It’s only two months since the First Lady, Cde Grace Mugabe’s formal entry into active politics. Before their respective congresses in August, the Women and Youth leagues invited her to lead the former. At its August 7-10 congress in Harare, the Zanu-PF Youth League nominated her for possible appointment at the party’s elective congress in December as Secretary for the Women’s League. A few days later, the Women’s League also nominated her. She has accepted both official nominations which means that she is now a politician.
Already, the First Lady has distinguished herself as a forthright politician who not only speaks for the masses but also tackles important themes that are rarely spoken about.
Not many people of her standing speak as pointedly and forcefully as she does about some Zanu-PF leaders who refuse to denounce MDC-T publicly, those who secretly associate with the British and Americans plotting against their party and President Mugabe yet pretend to be 100 percent behind him. She speaks openly about those who chant Zanu-PF slogans brandishing open palms, those who seek to disperse authority from the President to the presidium and some police officers who raid vendors to confiscate their vegetables which they then eat at their homes. At her second rally in Gweru on Monday, she talked about two senior Zanu-PF leaders who stole seed maize she donated at her first rally in Chinhoyi last Thursday, declaring she would ensure they return it.
She is correct to say that some ruling party bigwigs are taking advantage of President Mugabe’s enduring patience and understanding by thinking that he is unaware of their schemes simply because he has not come down hard on them.
“We see them dancing kongonya here as if they love the President, they are good at chanting slogans in public, but deep in their hearts they don’t like him,” said the First Lady in Chinhoyi.
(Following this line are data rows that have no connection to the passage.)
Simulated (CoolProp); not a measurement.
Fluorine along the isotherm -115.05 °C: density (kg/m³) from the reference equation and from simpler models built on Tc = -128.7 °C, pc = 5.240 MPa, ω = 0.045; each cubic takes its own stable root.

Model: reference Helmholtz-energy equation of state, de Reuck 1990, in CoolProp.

“They are busy at night plotting his ouster, claiming he is old, hence he must go so that they can take over. President Mugabe is a very nice man, we know what they are plotting, but because he is God-fearing, he just prays for them. We know what happened in 2008, but the President did not attack anyone, he just knelt down and prayed. We have heard a lot about some people in the leadership receiving money from the US to buy voters. The president knows it all, but he just keeps quiet and prays. He is a strong man, but what we’re doing is being unfair to him. We’re causing a lot of stress on him.”
Her views clearly resonate with many of us yet they are seldom raised at the high level with the forcefulness she has been doing. We hail her frankness and wish her well as she begins her political career.
The First Lady addressed her first solo rally in Chinhoyi, followed it up with another well-subscribed one at the Zanu-PF Convention Centre in Gweru. She was expected to speak in Harare yesterday. Today she is likely to be in Masvingo.
Prior to this, she used to speak at Zanu-PF rallies but her role was limited to showing her support for the President and the party.
President Mugabe needs everyone’s undivided support. We are encouraged that someone as close to him as the First Lady has come on stage at this key moment when some Zanu-PF leaders, who must render total support for him against bigger, external threats, are scheming around his position and cannot wait to succeed him.
As we salute the First Lady for her strong entry into active politics, her honesty and what promises to be a tough approach to business, we hope that those in the party who were getting carried away will grasp her message and come back to their senses.
They must moderate their ambitions, shun corruption, rededicate themselves to the founding principles and values of the revolution, and diligently serve their party and president.
At the same time, the First Lady’s anticipated appointment to lead the Women’s League, that with it a seat in the Politburo, should be decisive in overcoming factionalism.
Divisions expose the party to external threats, the factions must know. A party like Zanu-PF which has been targeted by Europe and America for so long, and surviving regardless, cannot afford the internal contradictions that have come out so openly in recent months. It is these divisions that its powerful foreign opponents can exploit to weaken it, thus boost their broader quest to completely destroy the party. Should that happen the party’s revolutionary, pro-people policies and programmes would be reversed.